A few years ago you could not persuade a Chinaman to talk into a
telephone, for, as one of them said, "No can see talkee him," meaning
he could not see the speaker. Another said, "Debil talkee, me no likee
him," but now this is all changed. Some there are who still cling to
their old superstitions, but they are few. The march of commerce
levels all prejudices, and the telephone is an established fact in
Chinatown. They have their own exchange, a small building built in
Chinese style, and their own operators. Even the San Francisco
telephone book has one section devoted to them, and printed in Chinese
characters. And so civilization goes marching on, the old order
changeth, and even the Chinaman must of necessity conform to our ways.

But the Chinatown of to-day is not the Chinatown existent before the
great disaster of 1906. It has changed, and that for the better,
better both for the city and the Chinaman.
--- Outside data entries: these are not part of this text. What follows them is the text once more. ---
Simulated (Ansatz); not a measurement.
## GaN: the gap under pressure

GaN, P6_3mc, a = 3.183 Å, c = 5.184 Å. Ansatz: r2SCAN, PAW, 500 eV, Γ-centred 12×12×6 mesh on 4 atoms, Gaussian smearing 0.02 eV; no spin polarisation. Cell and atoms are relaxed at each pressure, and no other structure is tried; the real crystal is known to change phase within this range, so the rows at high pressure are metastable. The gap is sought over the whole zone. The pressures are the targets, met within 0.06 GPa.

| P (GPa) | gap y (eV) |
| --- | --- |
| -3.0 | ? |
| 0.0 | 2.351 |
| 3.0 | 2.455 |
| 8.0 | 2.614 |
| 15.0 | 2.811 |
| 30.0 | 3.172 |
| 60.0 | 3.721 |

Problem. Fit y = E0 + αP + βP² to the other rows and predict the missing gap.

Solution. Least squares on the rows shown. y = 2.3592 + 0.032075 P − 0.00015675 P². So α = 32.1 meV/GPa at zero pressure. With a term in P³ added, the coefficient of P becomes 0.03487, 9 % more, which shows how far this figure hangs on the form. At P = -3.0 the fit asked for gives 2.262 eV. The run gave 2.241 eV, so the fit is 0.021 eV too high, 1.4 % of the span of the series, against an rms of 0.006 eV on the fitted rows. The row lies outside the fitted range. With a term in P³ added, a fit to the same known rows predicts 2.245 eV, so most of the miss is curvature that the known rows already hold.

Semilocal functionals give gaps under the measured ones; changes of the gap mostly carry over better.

Mr. Arnold Genthe, in his Old Chinatown, says: "I think we first
glimpsed the real man through our gradual understanding of his
honesty. American merchants learned that none need ever ask a note of
a Chinaman in any commercial transaction; his word was his bond." And
while they still have their joss houses, worship their idols, gamble,
and smoke opium, they are their own worst enemies; they do not bother
the white men, and are generally considered a law unto themselves.